It has not been a decaffeinated offseason, thus far, for Alex Anthopoulos and his staff. | Photo by Mike Carlson/MLB Photos via Getty Images It has been an active last six week for Alex Anthopoulos and staff as the...
It has not been a decaffeinated offseason, thus far, for Alex Anthopoulos and his staff. | Photo by Mike Carlson/MLB Photos via Getty ImagesIt has been an active last six week for Alex Anthopoulos and staff as the Braves tweak their roster for the 2024 season.
Since the disappointing end of the 2023 postseason, Alex Anthopoulos and his staff have been working at a frenetic pace churning through the back-half of the team’s 40-man roster at levels that haven’t been seen since John Coppolella’s time in the Atlanta Braves front office.
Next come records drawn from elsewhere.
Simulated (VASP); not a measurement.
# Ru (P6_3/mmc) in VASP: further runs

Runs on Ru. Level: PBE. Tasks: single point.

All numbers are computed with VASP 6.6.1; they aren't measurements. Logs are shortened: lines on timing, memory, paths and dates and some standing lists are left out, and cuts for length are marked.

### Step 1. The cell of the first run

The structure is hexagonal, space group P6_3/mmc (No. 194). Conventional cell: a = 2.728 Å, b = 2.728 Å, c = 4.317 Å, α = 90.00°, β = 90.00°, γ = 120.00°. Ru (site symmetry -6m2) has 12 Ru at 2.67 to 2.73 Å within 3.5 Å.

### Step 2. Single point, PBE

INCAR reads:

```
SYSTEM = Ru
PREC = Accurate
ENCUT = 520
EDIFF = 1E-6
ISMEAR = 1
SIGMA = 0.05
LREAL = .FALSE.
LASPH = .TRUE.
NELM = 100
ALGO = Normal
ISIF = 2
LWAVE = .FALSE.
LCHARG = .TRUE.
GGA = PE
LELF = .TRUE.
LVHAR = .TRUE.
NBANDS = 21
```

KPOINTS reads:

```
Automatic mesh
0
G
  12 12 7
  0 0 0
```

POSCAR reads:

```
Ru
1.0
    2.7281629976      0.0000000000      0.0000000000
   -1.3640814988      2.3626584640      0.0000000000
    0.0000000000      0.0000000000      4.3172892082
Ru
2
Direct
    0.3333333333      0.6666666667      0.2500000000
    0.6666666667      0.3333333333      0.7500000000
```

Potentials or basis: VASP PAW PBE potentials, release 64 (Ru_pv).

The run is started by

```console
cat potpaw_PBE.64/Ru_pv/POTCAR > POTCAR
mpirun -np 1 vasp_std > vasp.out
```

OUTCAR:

Someone must have been drinking some of the highly caffeinated lemonade that’s been in the news recently, because despite what some dark corners of the internet seem to think, the Braves have been incredibly active. Anthopoulos discussed this topic earlier this week - you can catch a quick recap of that by clicking here.
Not including waiver claims and minor league signing, here’s a look at Atlanta’s activity for roughly the last six weeks:
Traded for Aaron Bummer by sending Michael Soroka, Jared Shuster, Nicky Lopez, Braden Shewmake and Riley Gowens to the Chicago White Sox. Sold the rights to Nick Anderson to the Kansas City Royals. Traded Kyle Wright to the Royals for Jackson Kowar. Signed relief pitcher (and maybe starting pitcher) Reynaldo Lopez. Re-signed Penn Murfee and Jackson Stephens. Acquired Jarred Kelenic, Marco Gonzales and Evan White for Kowar and Cole Phillips Traded Gonzales to the Pittsburgh Pirates for a player to be named later. Re-signed Angel Perdomo. Sent White and Tyler Thomas to the Los Angeles Angels for David Fletcher and Max Stassi. Flipped Stassi to the White Sox for another player to be named later. Picked up Ray Kerr and Matt Carpenter from the San Diego Padres for Drew Campbell. Released Carpenter.For some fans out there, they still equate name recognition with value. That’s not to say that some of the prospects - or past valuable MLB contributors - won’t go on to have successful MLB careers, but shipping out guys like Soroka and Wright showed that they were obviously no longer in the Braves plans (at least for 2024).
Were these moves sexy? I guess it depends on what you think high-velo bullpen arms, but despite the lack of headline-grabbing names, this is the single-biggest reconstitution a roster segment in this current era. Gone are end-of-the-bullpen long-men without eye-popping velocity like Josh Tomlin, Jerry Blevins and Michael Tonkin. Now the last guy in the bullpen might be Kerr, a lefty whose fastball averaged 96 MPH last season.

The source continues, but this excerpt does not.